India's Mining and Construction Equipment (MCE) industry is entering a decisive decade. The sector sits at the center of the country's infrastructure expansion. The roads, railways, ports, airports, mines, factories, and power systems being built all depend on machines that move earth, lift loads, drill, crush, and pave at scale. The global MCE industry is worth about USD 420-440 billion, with Asia-Pacific accounting for roughly 55% of it. Within that landscape, India has become one of the fastest growing major markets, with domestic demand exceeding USD 17 billion in 2025.
Within a decade, MCE has gone from a small, import led market to a global growth platform, with India crossing over to become a net exporter of mining and construction equipment. Exports have nearly tripled over the past decade to around USD 4.9 billion in 2025 - an early but meaningful sign of credibility as an export base.
The domestic runway remains long. India's Viksit Bharat trajectory implies a build-out across infrastructure, manufacturing, critical minerals, and the energy transition that runs for decades. Capital expenditure in MCE-linked sectors is expected to rise from about INR 5.5 lakh crore in 2025 to INR 9-10 lakh crore by 2030, and on this pathway the Indian MCE market could reach USD 180-200 billion by 2047. Mechanization intensity also remains below global benchmarks, at roughly half the global level. This headroom will let the sector grow beyond infrastructure and mining spend alone.
The export headroom is equally significant. Globally, countries import around USD 150 billion of mining and construction equipment, but less than 4% of that demand is currently supplied by India. The near-term opportunity is clearest in developing regions like Southeast Asia, Africa, the Gulf, and South America. These are categorized with rising infrastructure and mining demand but remain highly import-dependent, with China supplying nearly half of their imports. The China+1 shift creates space for Indian OEMs to offer a credible, value for money alternative. Developed markets such as North America, the EU, Australia, and the UK are a medium to longer-term opportunity that will require higher specification, emission compliant, and autonomy ready products. By 2047, India could aspire to capture at least 20% of the global export market which is an annual opportunity of USD 75 billion.

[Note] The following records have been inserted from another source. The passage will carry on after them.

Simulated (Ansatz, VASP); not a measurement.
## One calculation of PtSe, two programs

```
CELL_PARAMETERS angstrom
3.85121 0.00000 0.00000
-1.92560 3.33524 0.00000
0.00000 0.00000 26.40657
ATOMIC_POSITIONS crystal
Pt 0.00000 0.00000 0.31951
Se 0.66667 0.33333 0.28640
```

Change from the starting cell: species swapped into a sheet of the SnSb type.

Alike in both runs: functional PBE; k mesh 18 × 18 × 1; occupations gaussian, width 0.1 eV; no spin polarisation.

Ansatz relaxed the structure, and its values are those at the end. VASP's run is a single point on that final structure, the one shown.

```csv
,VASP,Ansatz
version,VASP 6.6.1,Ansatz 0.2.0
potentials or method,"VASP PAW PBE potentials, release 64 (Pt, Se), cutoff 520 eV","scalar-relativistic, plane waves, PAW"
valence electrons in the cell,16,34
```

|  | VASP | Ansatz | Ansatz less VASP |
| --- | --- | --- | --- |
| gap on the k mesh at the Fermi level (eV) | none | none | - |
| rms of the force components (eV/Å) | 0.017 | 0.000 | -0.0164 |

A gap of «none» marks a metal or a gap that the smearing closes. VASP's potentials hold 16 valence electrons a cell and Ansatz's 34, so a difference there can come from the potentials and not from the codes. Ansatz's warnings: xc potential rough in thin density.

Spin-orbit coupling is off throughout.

At the same time, the equipment itself is being reinvented. The report examines six shifts remaking the industry worldwide including cleaner powertrains, connected and software defined fleets, autonomous vehicles, deeper mining, mechanization of mining operations, and new ways of owning and financing machines. Keeping pace through this transition is now essential for Indian OEMs to compete globally.
Realizing this opportunity calls for a coordinated effort between government and industry. Prepared by BCG in association with the Confederation of Indian Industry (CII), the report sets out a ten-point framework covering the policy and regulatory actions for the government's consideration, the commitments industry must make, and the priority areas where both need to act together - spanning Make in India and the critical-minerals ecosystem, localization, exports, skilling, R&D, and technology adoption.